Jason De Sena Trennert
Many years ago, my Dad told me that if a man lived long enough he’d get to see just about everything. (He also told me that nothing good happens after midnight, another solid observation I blithely ignored until I became a father myself.) I find that those of us of a certain age, who remember words like pride, faith, and patriotism as taught to us to be duties rather than punchlines, think a lot about our fathers these days.
What would they make of this post-patriotic world that seems to be so much more interested in virtue-signaling than genuine virtue? What would they think of young people, many of whom have known little of real economic privation or the prospects of war, desperately trying to tear down—literally and figuratively—a system that made such a happy circumstance so commonplace?
My parents were prototypical Democrats, born in the midst of the Great Depression to working-class Catholic immigrants. They were both the first in their families to go to college and by some divine providence became public school teachers. In their day, there were (to paraphrase F. Scott Fitzgerald) no endless second acts in American lives, especially for those who were not to the manner born. A central tenet of their faith was the belief that one’s blessings were never to be taken for granted, but rather things to be nurtured, cared for, and appreciated.
Simply being born in America by some quirk of fate was forever to be considered one of those blessings. Being asked to serve your country was part of the social contract that allowed you to enjoy its great bounty. Both of them having lost parents when they were in their teens, my parents had an innate understanding that life was precious and that we, as human beings, knew not the time nor the hour when we might leave this mortal coil.
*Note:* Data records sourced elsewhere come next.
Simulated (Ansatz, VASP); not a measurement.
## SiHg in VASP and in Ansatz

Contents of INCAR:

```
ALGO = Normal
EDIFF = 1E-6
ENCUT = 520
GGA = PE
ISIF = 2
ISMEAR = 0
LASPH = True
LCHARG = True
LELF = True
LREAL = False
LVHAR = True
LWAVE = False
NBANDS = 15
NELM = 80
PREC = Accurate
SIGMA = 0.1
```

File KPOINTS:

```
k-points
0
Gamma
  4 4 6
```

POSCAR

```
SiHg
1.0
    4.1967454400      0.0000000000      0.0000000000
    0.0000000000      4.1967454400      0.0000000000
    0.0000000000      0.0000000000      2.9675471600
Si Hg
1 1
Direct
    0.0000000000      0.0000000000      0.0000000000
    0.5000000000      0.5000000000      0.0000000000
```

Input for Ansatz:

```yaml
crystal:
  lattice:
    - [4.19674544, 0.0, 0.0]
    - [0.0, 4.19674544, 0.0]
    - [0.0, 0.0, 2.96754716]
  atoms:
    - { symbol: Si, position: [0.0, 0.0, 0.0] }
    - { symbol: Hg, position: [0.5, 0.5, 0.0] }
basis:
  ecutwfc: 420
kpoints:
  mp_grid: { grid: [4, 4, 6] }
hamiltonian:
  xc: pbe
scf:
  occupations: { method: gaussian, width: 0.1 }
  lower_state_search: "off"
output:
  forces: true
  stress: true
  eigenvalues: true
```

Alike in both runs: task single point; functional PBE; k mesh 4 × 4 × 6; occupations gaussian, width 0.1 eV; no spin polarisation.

All of this is not to say that they were unaware of how difficult life could be or that there were injustices and inequities in our country. Still, they saw those failings as a result of the imperfection of man rather than any systemic problem with a country built upon the bedrock belief that all men were created equal, that we were all endowed by our Creator with certain natural rights.
That America did not always live up to the high standards set forth at its birth did not render its growth, success, and place in the world invalid or illegitimate. No, those failings made it human and therefore forever a work in progress. Having taught thousands of high school kids over 30-year careers, my parents were well aware of humanity’s foibles and weaknesses. But like the father in the parable of the prodigal son, they were ready as teachers and parents to celebrate progress, rejoice in what was today, and to reject the temptation to brood over past insults and injuries.
One can think of few features of modern life more antithetical to the teachings of Christ than today’s cancel culture in which any sin—past or present, real or imagined—gives license to an often faceless and anonymous mob to ruin the life of a fellow imperfect human being.
Even more sad and frightening in a country that always, at the very least, tolerated a diversity of viewpoints, is the idea that certain thoughts themselves could be considered sins if they did not hew to the orthodoxy of an increasingly disconnected and overeducated elite.
Perhaps it is not particularly surprising that those who place so little value on the life of a completely innocent unborn child would so carelessly destroy the life of any hopelessly flawed adult.
While other cultures and faiths might tolerate or even celebrate the concept of vindication, ours believes in turning the other cheek. This not only recognizes God himself as the ultimate arbiter of redemption but also allows and encourages human progress. It is difficult to move forward when one seeks an eye for an eye. Any concept of forgiveness or mercy is totally absent from the cancel culture today.
As a Catholic proud of his faith, I am sometimes asked why I support President Trump. I did not find that question difficult to answer four years ago and I find it even less difficult to answer today. In short, I would much rather deal with someone who unapologetically tells me what he thinks even if it might offend me than someone so afraid to offend others that his beliefs are hidden or in some cases nonexistent.
The president’s staunch and unyielding defense of what has made America great is more imperative today than ever before. To turn our backs on our shared history and accomplishments would be tantamount to a senseless cultural suicide that would hurt the most vulnerable among us.
Let’s remember, President Trump has embraced and signed prison reform legislation that extends second chances to Americans who have made mistakes. To the extent the president’s political opponents have manufactured so many of his alleged sins for four years, perhaps all people of faith and goodwill should extend him the same courtesy.